# City of Derby



## moncayomike (May 11, 2005)

We will be visiting Derby in the next few weeks, to attend a friends birthday party. We are looking for somewhere to park/stay over one or two nights, in or close to the north side of Derby.
Do any of the members know of a suitable location, we dont need any facilities other than a flat levelish and safe location.


----------



## 96186 (Sep 1, 2005)

Markeaton Park

Island were A52 Ashbourne Road, Crosses the A38 Kingsway one side of Island and the A38 Queensway the other side.

Last time I went, I dont remember seeing any height barriers.


----------



## 95492 (Jun 20, 2005)

*Markeaton Park*

Hi, I am sure you've already come to Derby and gone, but in case anyone else picks up this thread and decides to park up there - in a word, don't!
1/, There are height barriers, both at the entrance to the park off the island and at the Mundy Play Centre entrance.
2/. The area is notorious and best avoided if you don't want voyeurs, or worse, looking through your windows, if you get my drift. And, while we are on the subject, please do not use the public toilets!!
Helen.


----------



## 89338 (May 20, 2005)

I agree with Roly. Not a good idea.

Two good pubs not too far north of Derby on A6.

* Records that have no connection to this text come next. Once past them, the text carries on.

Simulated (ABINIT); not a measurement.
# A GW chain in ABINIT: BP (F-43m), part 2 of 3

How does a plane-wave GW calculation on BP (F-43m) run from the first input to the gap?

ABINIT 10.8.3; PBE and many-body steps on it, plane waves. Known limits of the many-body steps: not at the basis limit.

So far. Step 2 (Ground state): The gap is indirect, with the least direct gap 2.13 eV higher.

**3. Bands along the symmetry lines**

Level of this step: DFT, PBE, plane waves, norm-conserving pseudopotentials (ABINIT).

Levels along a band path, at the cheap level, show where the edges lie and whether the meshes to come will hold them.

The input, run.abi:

Hurt Arms Ambergate in the CC book , nice people
Fishermans Rest has a site by it , do not know who runs it but they would know ,same area.

Regards

Lampie


----------



## 90860 (May 1, 2005)

hi
this site is just out side derby Beehive Farm 
Rosliston 
near Burton upon Trent 
Derbyshire 
01283 763981

http://www.beehivefarm-woodlandlakes.co.uk/caravan_and_camping_site.html


----------



## 90860 (May 1, 2005)

take a look at this site for wild camping

http://myweb.tiscali.co.uk/richardandmarymorris/Wildcamp.Sites.htm

it belongs to RichardandMary
i found it verry good for wild camping


----------